By Juan Soto
The Cuban community in the borough was caught by surprise when President Barack Obama announced moves to restore diplomatic and commercial relations with the island after more than half a century of Cold War tension.
The deicing of the 50-year freeze in relations also came with a swap of prisoners in a deal that ended with the release of Alan Gross, a U.S. government contractor, and imprisoned Cuban spies.
Exiled members of the Cuban diaspora in Queens had mixed reactions to the culmination of secret negotiations between Obama and Cuban President Raúl Castro in Canada with the mediation of Pope Francis.
Cuba is just about 90 miles from the Florida cost.
“We will end an outdated approach that for decades has failed to advance our interests, and instead we will begin to normalize relations between our two countries,” said Obama during a televised statement from the White House announcing the new policy on Cuba. “We will begin a new chapter among the nations of the Américas.”

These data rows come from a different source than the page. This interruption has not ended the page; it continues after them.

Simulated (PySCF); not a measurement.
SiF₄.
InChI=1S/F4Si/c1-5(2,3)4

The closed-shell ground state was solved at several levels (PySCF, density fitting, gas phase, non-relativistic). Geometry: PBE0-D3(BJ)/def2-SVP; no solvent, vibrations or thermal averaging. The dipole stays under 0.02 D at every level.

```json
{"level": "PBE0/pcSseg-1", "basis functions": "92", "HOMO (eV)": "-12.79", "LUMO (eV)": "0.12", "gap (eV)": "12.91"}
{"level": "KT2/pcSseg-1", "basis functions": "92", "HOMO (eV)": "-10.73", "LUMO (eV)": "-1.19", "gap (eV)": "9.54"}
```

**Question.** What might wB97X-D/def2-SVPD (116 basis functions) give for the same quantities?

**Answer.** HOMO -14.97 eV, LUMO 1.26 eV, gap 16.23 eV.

Simultaneously, Castro, brother of longtime dictator Fidel Castro, made the announcement from Havana, Cuba’s capital.
“The U.S. waited until the Castros destroyed Cuba to get involved,” said José Pérez, who was deported form the communist nation in 1980. “This is just a shame more than 50 years after.”
Pérez, a Havana native, was having lunch at Rincón Criollo, a Cuban restaurant located in Corona, near the intersection of Roosevelt Avenue and Junction Boulevard.
While in exile, he lost loved ones in Cuba, and was not able to pay his final respects.
“A lot of my family members died and I am saddened. Cuba is my homeland,” he said.
At the establishment, talk and discussion about Cuba occurs at a daily basis. Known as ‘cubaneo,’ locals usually argue about the past, present and future of the Caribbean island.
The talks between Obama and Castro were the first ones at that level since Fidel Castro led the Cuban revolution in 1959 overthrowing dictator Flugencio Batista.
Rudy Acosta Sr., owner of the restaurant, took a neutral stand on Obama’s reshaping of U.S.-Cuba relations.
But he said that at least on American soil, one can speak to 100 Cubans and all of them will have an opinion about the new policy.
“But in Cuba you can’t give your opinion freely, with an embargo or without an embargo,” he said.
Acosta is originally from Santiago de las Vegas, a municipality about 12 miles from Havana. His father opened the original Rincón Criollo in 1952. By 1961, Fidel Castro came “and he took the restaurant away from my father,” he said.
Almost 40 years ago, Acosta threw open the doors of Rincón Criollo in Corona. He has been in the United States for the last 47 years. At the restaurant, beside food, one can buy keychains, T-shirts and stickers with the Cuban flag.
Eddie Torres spent time in a Cuba prison for “political reasons,” he said, until he was able to flee the nation island in 1970.
“I was jailed because they said I was a terrorist, and I didn’t even know what a terrorist was,” he said.
He ended up in Madrid. He then lived in Paris for a while, before heading back to Spain. In 1972, he arrived in the United States.
“I won’t go back to Cuba until the Castros die,” he said, while ordering an espresso coffee at the restaurant.
Torres, 82, said he lost several family members, but he was glad he was able to bring his mother and his siblings to the United States.
“My mother died here at the age of 91,” he said.
“With this opening, the people will still have nothing, but the Castros will cash in, as usual,” said Torres.
But Pérez is hopeful the new situation will translate into economic growth for Cuba and its people.
“I hope little by little now, Cuba introduces a capitalist economy to help the people,” Pérez said. “There is nothing else one can do there.”